Yesterday my beautiful daughter asked me if we were friends. “Mothers and daughters are supposed to be best friends,” she said. I know she didn’t like my answer – no. It was so hard to put into words in that moment of her asking.
Of course friendships are important and form the fabric of our lives from an early age. But being a mother? That’s a dream that was fulfilled. It’s something so much bigger than friendship. I guess I’ve bought into the theory that the role of a parent is not to be your child’s best friend but to nurture, guide and love them unconditionally.
Friendships don’t always have the unconditionally clause built in. Friendships come and go, they can fade, they can be rekindled. Sometimes they play an important role in a particular stage of life and then they become a memory.
How do I explain to you my daughter how much your arrival meant to me. Although I love your three older brothers with all my heart too, I had become afraid to even entertain the thought during my pregnancy with you that you might be a girl. When you were born I told the doctor don’t be kidding around, don’t say she’s a girl if she’s not.
I had such big dreams and plans and ideas about what it would be like to have a daughter…matching outfits, hair ribbons, Barbies, pink, tea parties, and later shopping, trips together and the day you would marry. How short-sighted and naïve of that 29-year-old me! Being your mom is so much more than all of that. I remember how you put your first Barbie on the floor and ran it over with a truck –I think that was the moment I knew we were in for a very different ride. A ride I embraced and enjoyed and am so grateful for. You taught me to look beyond stereo-types and expectations; you have demonstrated such courage and determination from singing in front of your entire school when you were around 10 to setting your sights on U of T and successfully achieving the high standards you set for yourself.
Are we friends? Hmmm. I’m guarded with some of my friends not letting them see the whole of me, trying to hide those aspects they might not approve of. And while I try to be the best version of me for you, dear daughter, you’ve seen my ugliness; you’ve seen my truth because there is a safety between mothers and daughters that extends beyond friendships.
You inspire me the way no friend ever has. When something great happens I want to share it with you, when something bad happens I know you’ll be there for me too. I know you will be truthful when I ask it of you and also prepare myself for how brutally honest you might be as well. (You are your father’s daughter too lol.)
I still don’t know if I’m accurately putting my thoughts into words but I can tell you that to define our relationship as a friendship would be to make it so much smaller than it is. I have only one daughter, only one you. You keep me on my toes; my heart belongs to you and your brothers. To be your mother is such an honour.

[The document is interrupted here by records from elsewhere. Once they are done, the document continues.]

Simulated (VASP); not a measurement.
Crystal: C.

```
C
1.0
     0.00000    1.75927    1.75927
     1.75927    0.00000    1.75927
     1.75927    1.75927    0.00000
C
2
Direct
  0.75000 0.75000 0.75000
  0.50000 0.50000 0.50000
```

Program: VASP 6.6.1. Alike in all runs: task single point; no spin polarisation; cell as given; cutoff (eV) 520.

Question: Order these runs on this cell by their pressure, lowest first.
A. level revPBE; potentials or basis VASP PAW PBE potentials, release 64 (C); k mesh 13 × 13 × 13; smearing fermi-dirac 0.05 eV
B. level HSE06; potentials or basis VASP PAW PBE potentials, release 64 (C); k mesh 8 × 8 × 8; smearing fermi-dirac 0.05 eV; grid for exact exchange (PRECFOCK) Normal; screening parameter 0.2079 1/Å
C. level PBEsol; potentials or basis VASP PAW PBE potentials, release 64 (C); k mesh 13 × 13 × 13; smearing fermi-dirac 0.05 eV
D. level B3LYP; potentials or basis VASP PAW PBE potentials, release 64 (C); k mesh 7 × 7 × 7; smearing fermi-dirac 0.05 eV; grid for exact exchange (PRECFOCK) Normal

I reflect on Nana. She defined for me the power of a mother’s love, that soft place to land when the world closes in. Unwavering, supportive, ever-present, unconditional – love. I can’t imagine my life without my mother and I can’t imagine my life without my daughter. It’s tradition, it’s the circle of life, and it’s my heartbeat.
Dear daughter, to put you in the category of friend would somehow devalue how I feel about you. You see, we share all the qualities of friendship, even best-friendship, but our connection runs so much deeper and means so much more to me, I cannot confine it to just that definition.
“Genevieve, I love you stupendous, tremendous, bluebendous & forever.”